Republished: The Lost Lamb of Final Fantasy XV
Published on SuperversiveSF in 2021, this piece is republished here for your pleasure, readers.
The Superversive website is back online, readers! That being said, as with the previous “evangelizing fandom” post republished here, I am now re-releasing (with some minor edits) the second article published on SuperversiveSF in this category.
Enjoy, readers - and please let me know what you think of this piece. It was one of the ones I had the most fun writing!
The Lost Lamb of Final Fantasy XV
The Final Fantasy video game series is something this author only gained an interest in recently. Video games have never been her preferred milieu, and so she usually eschewed them for books, films, and television. But it seems Someone wanted her to take a closer look at them, as He set her on the path to discover the famous Final Fantasy JRPG series.
I will save you the description of just how I stumbled onto the videos made by youtuber Ikkin about Final Fantasy XV. The important point is that listening to her series of reviews about the Catholicity of FFXV solidified this writer’s interest in the franchise and gave her an insight into Evangelizing Fandom. (Warning, spoilers will follow!)
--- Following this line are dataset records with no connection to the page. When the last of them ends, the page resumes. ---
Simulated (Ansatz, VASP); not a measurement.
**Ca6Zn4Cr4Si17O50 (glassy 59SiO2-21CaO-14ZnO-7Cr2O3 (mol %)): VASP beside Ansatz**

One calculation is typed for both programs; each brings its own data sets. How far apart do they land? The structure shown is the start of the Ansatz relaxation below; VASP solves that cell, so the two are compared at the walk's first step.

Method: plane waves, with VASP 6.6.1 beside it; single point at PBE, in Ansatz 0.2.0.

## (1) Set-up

Prompto Argentum, more than the other characters in FFXV, has received a great deal of fan admiration and love. He is an endearing fellow primarily because of the cheerful attitude he shows to the world, particularly his friends Gladiolus (shortened to Gladio), Ignis, and Prince Noctis Lucis Caelum. Along with these three Prompto sets out on a roadtrip to a neighboring country to attend Noctis’ wedding to the princess Lunafreya. Not long after they leave the kingdom of Lucis, however, the evil Niflheim Empire conquers it, killing Noctis’ father in the process. On the run, the four young men must collect ancient weapons and convince their reluctant prince to accept his inheritance.
Having never played this game, I am not fit to comment on its strengths and weaknesses as a game. Nor can I make any strong claims as to how good its story is; from my outside perspective, it is quite engaging. I rate it highly on my personal list of favorite stories based on the cutscenes and what Ikkin has described. So while gamers find it a flawed gem at best, my personal opinion remains unchanged.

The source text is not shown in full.